Reputation: 9284
Say I have a project like this in Mercurial
root/
proj1
proj2
If I open proj1 in IntelliJ, I will have to set the VCS root to "root" or else IntelliJ won't show any changes. But, if I do so I will also see changed files in proj2. How can I exclude proj2 or set the root to proj1 while still seeing my changes?
Upvotes: 0
Views: 605
Reputation: 551
This can be tricky because mercurial is intended to be used as One Project One Repo. By default mercurial will want to commit all files when an hg commit
is ran. There is a command to commit specific files that is rarely used: hg commit -I file1.foo -I file2.foo -I file3.foo
. So you are basically trying to tell IntelliJ to constantly run that type of command, but pretend you don't see the other files to know you need to run that type of a command.
When you go to commit in IntelliJ if you use the commit dialog you can see the files it wants to commit. You can uncheck the files from proj2. Usually IntelliJ remembers to continue to ignores these files from future commits, but if you select the commit dialog differently they may appear checked again.

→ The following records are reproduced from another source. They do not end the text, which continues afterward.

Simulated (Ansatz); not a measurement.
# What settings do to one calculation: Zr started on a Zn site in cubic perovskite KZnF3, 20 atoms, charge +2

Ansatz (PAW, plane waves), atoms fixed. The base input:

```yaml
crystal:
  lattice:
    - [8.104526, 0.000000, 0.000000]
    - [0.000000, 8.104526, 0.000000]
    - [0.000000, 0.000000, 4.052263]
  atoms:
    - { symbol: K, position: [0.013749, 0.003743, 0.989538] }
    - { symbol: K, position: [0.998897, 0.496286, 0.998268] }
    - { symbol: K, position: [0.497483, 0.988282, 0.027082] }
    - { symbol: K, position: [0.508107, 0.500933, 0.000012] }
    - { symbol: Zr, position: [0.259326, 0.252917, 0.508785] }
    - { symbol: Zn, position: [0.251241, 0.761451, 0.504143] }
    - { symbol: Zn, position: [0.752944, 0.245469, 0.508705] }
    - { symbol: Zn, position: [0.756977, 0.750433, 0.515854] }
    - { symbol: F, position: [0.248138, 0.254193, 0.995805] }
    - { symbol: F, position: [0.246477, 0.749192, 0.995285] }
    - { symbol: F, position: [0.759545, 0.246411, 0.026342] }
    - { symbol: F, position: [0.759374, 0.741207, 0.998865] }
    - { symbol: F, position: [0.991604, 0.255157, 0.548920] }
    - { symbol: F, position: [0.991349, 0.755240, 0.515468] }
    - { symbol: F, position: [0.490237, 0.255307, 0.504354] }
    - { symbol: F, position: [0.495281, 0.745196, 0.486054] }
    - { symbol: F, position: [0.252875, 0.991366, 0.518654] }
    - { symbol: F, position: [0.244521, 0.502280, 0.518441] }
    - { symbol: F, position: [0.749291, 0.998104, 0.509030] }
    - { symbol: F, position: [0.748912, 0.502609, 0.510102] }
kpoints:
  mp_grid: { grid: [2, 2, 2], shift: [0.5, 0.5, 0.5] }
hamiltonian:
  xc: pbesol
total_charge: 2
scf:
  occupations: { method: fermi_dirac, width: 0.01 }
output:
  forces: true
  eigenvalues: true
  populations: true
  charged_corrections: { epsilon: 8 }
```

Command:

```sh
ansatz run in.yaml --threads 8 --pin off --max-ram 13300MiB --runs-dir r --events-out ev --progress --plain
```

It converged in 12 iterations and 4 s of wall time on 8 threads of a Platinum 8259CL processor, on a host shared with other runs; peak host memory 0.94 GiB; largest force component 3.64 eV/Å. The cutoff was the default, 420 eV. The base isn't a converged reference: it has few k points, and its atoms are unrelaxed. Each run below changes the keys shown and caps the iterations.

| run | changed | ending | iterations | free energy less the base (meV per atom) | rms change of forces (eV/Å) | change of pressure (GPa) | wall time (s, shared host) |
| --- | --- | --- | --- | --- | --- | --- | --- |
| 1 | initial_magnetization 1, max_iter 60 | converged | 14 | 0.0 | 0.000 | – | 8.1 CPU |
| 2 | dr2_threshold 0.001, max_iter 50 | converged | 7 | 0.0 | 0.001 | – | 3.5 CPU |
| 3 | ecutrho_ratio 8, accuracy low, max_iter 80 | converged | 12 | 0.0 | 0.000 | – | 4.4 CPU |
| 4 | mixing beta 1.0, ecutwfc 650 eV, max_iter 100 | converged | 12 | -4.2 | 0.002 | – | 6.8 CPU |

Realistically you should pull each project out to their own repository. Then this and many other potential problems with the setup goes away. Read One Project One Repository - Mercurial Used Right for reasons why.
Upvotes: 0
Reputation: 5653
You can hide folders in File -> Project Structure... -> Modules
Select your module, then select your folder, that you want to hide and then click to "Excluded".